Students Take a Stand Demanding Action for Climate Change

Ava Garcia, Staff Writer

On Friday, Sep. 24, young people around the world expressed a need for change in the environment and took action on the issue. In recent months, a report by The Intergovernmental Panel on Climate Change stated that global temperatures may rise as much as 1.5 degrees Celsius by the end of the century. This drove many young people to take a stand for climate justice.  

People in Miami decided to get involved, gathering outside city halls and demanding action towards protecting the planet. Many of those individuals worry about the predicted increases in temperature and risk of the rising sea levels in the future.
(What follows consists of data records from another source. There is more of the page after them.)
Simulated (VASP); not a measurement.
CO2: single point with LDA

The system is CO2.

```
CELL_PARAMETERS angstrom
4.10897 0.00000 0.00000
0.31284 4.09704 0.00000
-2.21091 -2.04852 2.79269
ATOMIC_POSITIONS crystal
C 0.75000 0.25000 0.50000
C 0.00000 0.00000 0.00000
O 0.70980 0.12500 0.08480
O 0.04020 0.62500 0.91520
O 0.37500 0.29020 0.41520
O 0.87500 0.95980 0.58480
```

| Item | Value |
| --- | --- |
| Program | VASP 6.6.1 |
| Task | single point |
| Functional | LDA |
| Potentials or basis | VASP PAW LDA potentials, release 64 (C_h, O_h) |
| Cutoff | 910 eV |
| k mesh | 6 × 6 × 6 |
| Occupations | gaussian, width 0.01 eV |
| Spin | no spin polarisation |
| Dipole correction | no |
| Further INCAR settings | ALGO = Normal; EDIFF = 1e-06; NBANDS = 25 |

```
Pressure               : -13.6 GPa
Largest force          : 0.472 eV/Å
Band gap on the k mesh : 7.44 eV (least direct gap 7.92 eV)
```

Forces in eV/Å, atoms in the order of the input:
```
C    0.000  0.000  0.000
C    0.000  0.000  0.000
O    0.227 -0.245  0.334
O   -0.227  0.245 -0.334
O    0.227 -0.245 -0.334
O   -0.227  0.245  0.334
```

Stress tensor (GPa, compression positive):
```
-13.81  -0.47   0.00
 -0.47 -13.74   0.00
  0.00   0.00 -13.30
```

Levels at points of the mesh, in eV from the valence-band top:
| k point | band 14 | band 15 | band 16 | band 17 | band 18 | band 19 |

Reports show a noted rise in sea levels, specifically during the fall season. Sea levels rise significantly more in Florida, due to the combination of the gravitational pull of the moon and the sun, pulling water inland and slowing the Gulf Stream. Over the last 10 years, sea levels in Florida have risen 1 inch every 3 years. This impacts Florida residents due to the amount of flooding caused even when there is no heavy rainfall. 

In May, Florida Governor Ron DeSantis signed two bills that lawmakers said would ensure the state could better prepare for future flooding. However, in demand for more change, young people went to city hall for “The Code Red Day of Action” to make their voices heard.

“The Code Red Event was used to call out these politicians and demand real change, because that’s what we need, especially in something that’s so global, we have this lack of accountability,” Five Dollar Project Representative Nicole Ruiz said. The Five Dollar Project focuses on community building for climate adaptation and awareness.

People of all ages attended the events for the “Code Red Day of Action.” They spoke on the effects climate change has on the environment and informed others who may not know about the initiative. Students also expressed that some may feel “uncomfortable” in sharing their opinion because it may differ from someone else’s but that one voice can be all that is necessary to initiate change.

“Something I think we see a lot is that people tend to get embarrassed if they are the only ones in the room who support a specific cause or specific issue. I think the most important thing is not to be afraid to be alone because your long term change has to start somewhere,” Ruiz said.

“Code Red Day Of Action” has allowed for people to gather together and talk to representatives about issues they feel need to be addressed.

“At this point we cannot reverse what has been done, but we can totally prevent it from worsening, through getting local legislations attention and spreading awareness,” Code Red Event speaker and MPSH senior Daniela Hernández said. “Ignorance is bliss and right now we can’t afford for anyone to be uninformed.”